1000 Solutions - February 20, 2020

QH-1 turns computing servers into heaters

Written by Tristan Lebleu 3 min read

This solution offers a green alternative for heavy computation.

Surfing on the internet, sending emails, watching a Netflix movie… All of these activities have become everyday habits for a large part of the world’s population. Nevertheless, just like most human activities, they come at an environmental cost. All of our online actions require data centers, which have two main hurdles: they require a lot of electricity both to use and to be cooled down, as they can heat rapidly when functioning.

Today, data centers account for about 1 percent of global electricity use, according to the International Energy Agency (IEA), and the figure is set to double every five years as a growing number of people access the Internet.


The problem is both the amount of energy used for data centers, as well as from the amount of wasted heat coming from this infrastructure.

Qarnot Computing, a French cleantech company, has developed the QH-1, the first computing heater, which means it combines an electrical heater and a high-performance computing server. QH-1 takes advantage of the heat coming from task processing and uses it as a heat source to warm rooms.

This presents several advantages, both economical and environmental:

For large companies, Qarnot offers an opportunity to use a green IT infrastructure, thus lowering the carbon impact of their energy-hungry computations.

For end-users, this solution means free heating while making their homes much smarter as the QH-1 offers Wi-Fi, an auto-scheduled heating mode, remote control, voice command, air quality monitoring, fire alarm detection, presence and intrusion detection.

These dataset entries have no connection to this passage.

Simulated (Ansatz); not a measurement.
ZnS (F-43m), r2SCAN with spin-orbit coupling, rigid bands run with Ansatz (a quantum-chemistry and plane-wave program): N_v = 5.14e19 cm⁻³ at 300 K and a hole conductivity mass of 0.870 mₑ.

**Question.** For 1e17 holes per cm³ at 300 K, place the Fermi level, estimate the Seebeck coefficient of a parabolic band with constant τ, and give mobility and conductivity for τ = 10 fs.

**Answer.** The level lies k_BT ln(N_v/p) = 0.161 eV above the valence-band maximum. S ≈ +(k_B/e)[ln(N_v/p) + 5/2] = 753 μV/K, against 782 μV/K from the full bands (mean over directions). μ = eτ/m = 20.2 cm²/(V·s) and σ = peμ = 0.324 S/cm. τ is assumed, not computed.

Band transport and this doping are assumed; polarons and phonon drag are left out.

And for the environment, it combines savings in energy used for data centers, as well energy used to heat homes. This technology is estimated to reduce by 75% the carbon footprint of computations.

1000 QH-1s have been installed all over France since 2014. They provide heating for social housing units and building offices for free while computing remotely for major banks, 3D animation studios and research labs.

According to Qarnot Computing, “if only 10% of computations performed in data centres were performed on QH-1 heaters and boilers, 26M tons of CO2 would be saved annually”.